We decided to use tree-based models for both regression and categorical settings because of the high level of noise and weak relationships between our individual feature and target variables. The nature of these relationships may be seen in the charts below of debt-to-income ratio versus CAGR (joint plot left, scatter plot right):
This high level of noise and non-linear relationship was present in all continuous features against each other and our target variable. Given our time budget, we were able to train and test three models: random forest and XGBoost regressors and an XGBoost classifier.
Important Note on Model Evaluation
It’s important to note that when evaluating the success of our models, we couldn’t rely on traditional scoring metrics such as R^2 and mean squared error because of the binary nature of our data and instead evaluated their usefulness in predicting the outcome of a loan. In reality, loans were either charged off and mostly had a negative CAGR, or were paid back and had a positive CAGR, this can be seen in the chart below:
Our models, however, would make predictions based on the 30 noisy and uncorrelated features; each borrower and loan was likely to be characterized as being risky based on some features and safe based on others. Therefore, we expected a less extreme predicted CAGR value than the actual for each individual loan, and we intended to use the predicted CAGR as a gauge of how confident the model was that the loan would be paid back.

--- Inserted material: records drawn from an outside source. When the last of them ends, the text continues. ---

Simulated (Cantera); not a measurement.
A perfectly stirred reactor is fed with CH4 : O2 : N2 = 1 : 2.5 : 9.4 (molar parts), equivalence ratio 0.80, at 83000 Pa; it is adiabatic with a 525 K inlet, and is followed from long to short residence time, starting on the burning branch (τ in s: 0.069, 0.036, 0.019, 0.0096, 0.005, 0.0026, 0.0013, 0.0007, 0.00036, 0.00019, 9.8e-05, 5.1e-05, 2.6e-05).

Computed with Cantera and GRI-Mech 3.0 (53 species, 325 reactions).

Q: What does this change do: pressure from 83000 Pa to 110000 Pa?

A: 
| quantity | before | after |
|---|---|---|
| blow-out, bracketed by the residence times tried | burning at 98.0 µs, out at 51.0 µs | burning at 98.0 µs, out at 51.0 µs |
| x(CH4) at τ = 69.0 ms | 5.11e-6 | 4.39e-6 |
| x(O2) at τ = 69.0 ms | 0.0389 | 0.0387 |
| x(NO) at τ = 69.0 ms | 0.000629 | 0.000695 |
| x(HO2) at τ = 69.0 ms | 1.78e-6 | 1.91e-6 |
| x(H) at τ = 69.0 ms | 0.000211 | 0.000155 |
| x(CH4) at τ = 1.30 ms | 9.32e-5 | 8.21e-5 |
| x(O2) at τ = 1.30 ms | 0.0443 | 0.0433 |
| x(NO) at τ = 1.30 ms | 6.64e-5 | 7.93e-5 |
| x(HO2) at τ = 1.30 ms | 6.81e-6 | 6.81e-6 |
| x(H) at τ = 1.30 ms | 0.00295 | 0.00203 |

The value of our models came from the false positive rate for identifying paid back loans at a given CAGR cut off, lower being better. Their usefulness in this respect will be discussed after the model deployment section.
After performing an 80/20 train test split, the random forest model’s number of estimators and max features considered were tuned using a 5-fold cross validation minimizing the mean squared error. We did not tune hyperparameters dealing with sample imbalance such as scale_pos_weight in any of our models, opting instead to focus on the predicted CAGR score and choosing a proper cutoff to classify loans as being low risk.
The below chart shows the outcome of our random forest model on the test data with actual CAGR plotted against predicted CAGR.
As expected, the distributions for predicted CAGR and actual CAGR were quite different, however, there is visual evidence that as predicted CAGR increases, there is less of a chance of loans ending in a negative position. It is the loans in the blue box that we will be targeting as possible investments.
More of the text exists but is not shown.